The underlying mechanism aligns with the theory of change (TOC), which can be used to examine whether, how and why a PD programme works/fails. TOC specifies how initiatives generate desired outcomes and the contextual conditions which influence the process (Connell and Kubisch, 1998). According to TOC, a programme can lead to early, interim and long-term outcomes, while the earlier changes can precede the interim and long-terms ones (Connell and Kubisch, 1998). As indicated by Clarke and Hollingsworth (2002), child development is the ultimate goal, which can be realised after teachers improve their knowledge and pedagogical practice via PD programmes. Markussen-Brown et al. (2017) employed TOC to indicate that PD could improve children’s development as teachers’ training outcomes would lead to improved structural features of classrooms (e.g., the provision of learning materials and establishment of targeted learning centres) and process quality (e.g., instructional strategies and teacher-child interaction).
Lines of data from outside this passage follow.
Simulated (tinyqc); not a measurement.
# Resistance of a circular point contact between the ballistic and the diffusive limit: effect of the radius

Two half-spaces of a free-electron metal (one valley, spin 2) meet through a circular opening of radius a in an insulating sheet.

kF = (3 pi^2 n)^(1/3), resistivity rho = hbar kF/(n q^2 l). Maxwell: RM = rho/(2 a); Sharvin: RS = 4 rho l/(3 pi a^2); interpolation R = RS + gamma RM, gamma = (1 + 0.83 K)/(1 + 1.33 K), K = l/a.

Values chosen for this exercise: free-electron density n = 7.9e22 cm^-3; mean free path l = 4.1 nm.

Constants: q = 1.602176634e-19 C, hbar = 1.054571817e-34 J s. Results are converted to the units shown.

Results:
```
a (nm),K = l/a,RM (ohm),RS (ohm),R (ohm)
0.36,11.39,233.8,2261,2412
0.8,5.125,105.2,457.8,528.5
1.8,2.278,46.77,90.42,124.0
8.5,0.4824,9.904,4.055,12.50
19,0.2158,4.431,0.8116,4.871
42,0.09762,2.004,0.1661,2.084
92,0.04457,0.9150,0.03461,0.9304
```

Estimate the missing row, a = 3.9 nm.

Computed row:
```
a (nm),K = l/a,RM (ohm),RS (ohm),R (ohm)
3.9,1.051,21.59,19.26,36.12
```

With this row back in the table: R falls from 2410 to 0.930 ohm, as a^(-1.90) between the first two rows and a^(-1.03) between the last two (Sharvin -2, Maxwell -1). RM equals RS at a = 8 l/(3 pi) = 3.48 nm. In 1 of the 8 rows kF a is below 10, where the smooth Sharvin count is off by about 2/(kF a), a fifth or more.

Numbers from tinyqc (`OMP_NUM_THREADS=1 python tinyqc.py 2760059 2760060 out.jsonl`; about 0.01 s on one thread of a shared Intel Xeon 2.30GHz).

At the same time, contextual factors also impact PD programmes and have the potential to achieve the desired outcomes (Connell and Kubisch, 1998). Various individual and social–cultural, and structural factors might influence teachers’ willingness to participate in or apply what they have learned into practice, thus affecting PD effectiveness (McConnell, 2022). For example, teacher-child interaction differs between boys and girls and girls tend to receive more positive attention than boys, which moderates the PD effects (Consuegra and Engels, 2016). Considering the aforementioned PD impacts and personal and contextual factors, TOC has been employed in this research to guide the analysis of PD impacts on pedagogical quality, child development and possible influencing factors. In particular, it was guided by the following research questions:
1. What are the impacts of the Leadership for Learning PD on pedagogical quality?
2. What are the impacts of the Leadership for Learning PD on children’s language and numeracy skills?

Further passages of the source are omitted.